Accreditation for the Department

Students graduating from the department were ineligible for recruitment to engineering positions by major industrial companies and public utilities, and were further not permitted to take the Engineer-in-Training examination, the first step toward registration as a professional engineer in California. The roadblock was the lack of ECPD (Engineers Council for Professional Development, a national organization) accreditation. Accreditation became the primary goal of the department.

A near primary goal was the cultivation of big industry like General Electric Company and Westinghouse Corporation. The motive was two-fold.

1) secure opportunity for engineering employment for the graduates even though non- accredited, and
2) gain their support in the accreditation struggle.

Ground work, at first an inquiry to the Board of Registration for Civil and Professional Engineers, was started by Mr. Knott as early as June, 1949.

In a memorandum to the department heads, dated July 20, 1949, Mr. Knott states he had written to ECPD for an accreditation visitation, but was told that the request had been referred to the Chairman of the Committee for the Western Region. He further confirmed his belief that accreditation should be sought as rapidly as a department felt it was ready.

The Chairman, Dean Butler from University of Arizona in Tucson, confirmed that a visit could be set up for the fall of 1949 with the other two members being Dean Terman, Stanford University, and Dean Evans, University of Colorado.

Since the application fee and accompanying expenses were not budgeted, President McPhee sent a request to Governor Warren for coverage of the costs from his emergency fund. This request alerted the Alumni Association of the University of California, Berkeley.

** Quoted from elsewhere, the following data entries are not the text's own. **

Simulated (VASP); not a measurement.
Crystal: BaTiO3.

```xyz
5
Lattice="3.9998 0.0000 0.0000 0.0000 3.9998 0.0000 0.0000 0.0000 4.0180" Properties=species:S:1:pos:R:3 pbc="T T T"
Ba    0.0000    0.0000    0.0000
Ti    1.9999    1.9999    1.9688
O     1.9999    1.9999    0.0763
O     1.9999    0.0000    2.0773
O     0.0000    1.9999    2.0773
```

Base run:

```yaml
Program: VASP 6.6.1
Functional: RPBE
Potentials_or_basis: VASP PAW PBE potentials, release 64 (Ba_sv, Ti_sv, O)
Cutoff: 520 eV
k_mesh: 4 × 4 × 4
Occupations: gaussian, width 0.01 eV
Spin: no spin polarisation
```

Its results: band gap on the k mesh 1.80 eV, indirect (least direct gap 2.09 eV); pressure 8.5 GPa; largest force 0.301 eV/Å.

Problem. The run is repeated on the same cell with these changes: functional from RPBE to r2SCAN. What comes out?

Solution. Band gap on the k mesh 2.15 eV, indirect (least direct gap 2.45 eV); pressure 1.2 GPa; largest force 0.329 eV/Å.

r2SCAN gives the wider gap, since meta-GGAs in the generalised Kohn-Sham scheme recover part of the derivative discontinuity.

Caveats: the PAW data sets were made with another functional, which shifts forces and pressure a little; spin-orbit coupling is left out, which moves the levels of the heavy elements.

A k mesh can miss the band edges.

At this time in State History, few were visualizing the coming industrial growth in California and the demand which would be generated for engineers. Hence, each entity was jealously guarding its turf. The Alumni Association was able to hold up the release of the emergency funds long enough to allow pressuring of ECPD to remove Dr. Terman from the visitation committee and to replace him with Dean O'Brian, University of California, Berkeley. Dean Terman was known to be sympathetic to the efforts in engineering education of the electrical engineering department. He would approach the visit with an open mind.

With a change in composition of the committee, the visitation was scheduled for Friday, April 14, 1950 (to allow Dean Butler to travel home on Saturday and Sunday). It is interesting to note that Dean Butler earned an E.M. degree from Colorado School of Mines in 1902, and had been at the University of Arizona from 1915.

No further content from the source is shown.